The crucial difference between import substitution industrialisation and export-led strategies is that the first is 'inward-looking' identifying a strong role for the state, and the second is 'outward-looking', relying on market forces to achieve industrialisation, but there are commonalities as well. Both sets of policies concern themselves with the establishment of industrial capacity and with international context and trade. In addition, they are not mutually exclusive; LDCs have drawn on components of each to formulate an overall trade and industry strategy.
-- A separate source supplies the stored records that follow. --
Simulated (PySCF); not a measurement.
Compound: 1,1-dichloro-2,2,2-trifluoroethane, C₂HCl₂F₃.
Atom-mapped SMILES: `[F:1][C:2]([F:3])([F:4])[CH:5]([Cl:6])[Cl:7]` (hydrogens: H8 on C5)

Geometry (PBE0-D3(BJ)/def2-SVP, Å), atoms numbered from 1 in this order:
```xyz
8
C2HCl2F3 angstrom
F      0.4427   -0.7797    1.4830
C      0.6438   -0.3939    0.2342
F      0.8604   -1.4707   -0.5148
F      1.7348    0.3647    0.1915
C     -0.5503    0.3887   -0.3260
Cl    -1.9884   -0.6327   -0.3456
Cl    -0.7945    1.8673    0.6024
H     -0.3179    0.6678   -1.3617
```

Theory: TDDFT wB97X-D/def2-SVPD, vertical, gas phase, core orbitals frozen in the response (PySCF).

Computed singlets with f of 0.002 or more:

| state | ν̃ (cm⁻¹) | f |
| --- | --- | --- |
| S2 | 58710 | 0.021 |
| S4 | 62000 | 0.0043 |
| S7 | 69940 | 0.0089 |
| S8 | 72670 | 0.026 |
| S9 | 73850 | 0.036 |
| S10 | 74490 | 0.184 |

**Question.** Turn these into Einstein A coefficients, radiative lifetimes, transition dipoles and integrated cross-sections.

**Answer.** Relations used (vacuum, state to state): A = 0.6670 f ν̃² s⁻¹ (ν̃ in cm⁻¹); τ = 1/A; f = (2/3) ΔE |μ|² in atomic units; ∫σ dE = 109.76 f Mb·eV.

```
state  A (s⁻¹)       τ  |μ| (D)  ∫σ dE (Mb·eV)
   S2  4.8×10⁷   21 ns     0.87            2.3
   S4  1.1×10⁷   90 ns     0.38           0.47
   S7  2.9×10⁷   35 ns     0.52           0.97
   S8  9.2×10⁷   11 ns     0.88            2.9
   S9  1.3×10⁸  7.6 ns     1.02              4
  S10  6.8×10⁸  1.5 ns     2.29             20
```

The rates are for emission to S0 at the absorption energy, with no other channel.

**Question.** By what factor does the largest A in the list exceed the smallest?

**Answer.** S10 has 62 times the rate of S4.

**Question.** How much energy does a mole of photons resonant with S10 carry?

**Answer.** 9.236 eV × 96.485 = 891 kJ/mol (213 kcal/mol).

It is interesting, for instance, that Brazil, often cited as an economic 'miracle' (see for instance Todaro, 1992, and Hewitt, Johnson and Wield, 1992), through following an import substitution industrialisation strategy, is classified as 'moderately outward oriented' by the World Bank, while Malaysia and Thailand, seen by many as newly-industrialised examples of export-led growth strategy, share the same classification as Brazil (Development Report, 1987). In terms of inward versus outward -oriented trade orientation, the World Bank's 1987 report measures economic performance by orientation and these clearly show that although both strategies resulted in improved GDP, inflation, GNP per capita and percentage of manufactured exports between 1963 and 1985, that outward-orientation had markedly better performance9.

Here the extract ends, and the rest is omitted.